Easter, my favorite holiday, comes in spring, my favorite season, and my family celebrates it with a feast.
Honestly, we celebrate most holidays by going over the top with food. But we give up desserts for Lent, so for Easter we focus as much on the sweet as on the savory dishes.
Some years we lean into a chocolate theme, making loads of truffles and other cocoa-based goodies. This year, we ended up with more of a cake theme.
My sister and I started cooking Friday and continued through to dinner time Sunday.
We made our family’s staples — a baba au rum and a pasha (a cottage cheese-based pressed dessert with nuts and dried fruit).

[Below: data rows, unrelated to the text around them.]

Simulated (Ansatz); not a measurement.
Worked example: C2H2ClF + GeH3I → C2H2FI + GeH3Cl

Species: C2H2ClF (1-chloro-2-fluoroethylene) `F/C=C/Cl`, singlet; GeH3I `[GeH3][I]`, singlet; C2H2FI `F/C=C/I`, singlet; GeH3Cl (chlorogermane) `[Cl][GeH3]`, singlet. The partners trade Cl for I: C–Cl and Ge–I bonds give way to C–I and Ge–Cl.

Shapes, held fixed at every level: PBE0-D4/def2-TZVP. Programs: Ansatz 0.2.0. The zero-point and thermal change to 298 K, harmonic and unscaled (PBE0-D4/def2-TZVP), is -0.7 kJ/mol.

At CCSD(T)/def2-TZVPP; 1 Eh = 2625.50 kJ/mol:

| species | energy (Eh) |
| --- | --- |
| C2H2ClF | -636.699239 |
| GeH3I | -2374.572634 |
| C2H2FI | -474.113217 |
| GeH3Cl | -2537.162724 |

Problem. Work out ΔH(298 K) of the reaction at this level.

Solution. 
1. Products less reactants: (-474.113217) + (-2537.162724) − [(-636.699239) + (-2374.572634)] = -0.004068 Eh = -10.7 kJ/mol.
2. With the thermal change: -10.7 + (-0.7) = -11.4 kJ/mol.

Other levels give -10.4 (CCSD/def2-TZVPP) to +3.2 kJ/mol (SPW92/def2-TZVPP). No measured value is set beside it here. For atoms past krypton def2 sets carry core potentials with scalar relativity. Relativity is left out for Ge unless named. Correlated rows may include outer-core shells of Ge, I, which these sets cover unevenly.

A few weeks ago I had visions of making beautiful petit fours, intricately decorated. I’d only made petit fours once before and had given up on making them pretty. I also gave up this year, creating even homelier ones than the first.
They tasted good enough to make up for the mess. I made two flavors: a basic yellow cake with a little added grapefruit zest, homemade grapefruit marmalade and peppercorn buttercream, and a chocolate cake with chocolate buttercream and raspberry jam.
The chocolate cake was a fail the first time I made it; it came out rubbery and tasted terrible. With a different recipe, the second try came out well (although I wish I had left it in the oven for a few extra minutes because it fell as it cooled).
I decided to skip glazing the tiny cakes, but I did brush melted chocolate onto the chocolate ones. It hardened as it cooled, with a lovely texture when bitten into.
The grapefruit cakes looked particularly sloppy, but I added some buttercream frosting to the top, and they tasted excellent. I tried adding peppercorns on a whim, which worked out really well. The lovely contrasting flavors paired well with the lightness of the grapefruit.
I tried to make shortbread and used a recipe that has worked for me multiple times before. It’s pretty simple — mix 2 cups of butter with 1 cup of powdered sugar, vanilla, salt and 2 cups of flour. Pat into a greased baking dish and pop into the oven for about half an hour.
My plan was to cut the shortbread into squares and dip some of them in chocolate and then sprinkle with toasted (homegrown) hazelnuts.
I tried to make these cookies on Saturday, after I’d made macaroons, both petit four cakes (the chocolate one twice) and other things. I was on autopilot and not thinking too clearly, because I used granulated sugar instead of powdered.
Realizing my mistake, I tried again. The dough didn’t seem right though; it was much too soft. But I’d followed the recipe, so I put it in the oven. A few minutes into baking, I remembered that I’d noticed through other bakes that the flour I have seems much less dense than usual, and I’ve sometimes had to as much double the flour to get my usual results.
But it was too late to amend the recipe. The shortbread came out delicious but with completely the wrong texture, so we didn’t put it on the Easter table.
A pavlova with lemon curd was our last dessert of the evening, and we had to take a break and put up leftovers and wash dishes before we could taste it.
At the end of the evening, I did begin to ponder the difference between feasting and gluttony.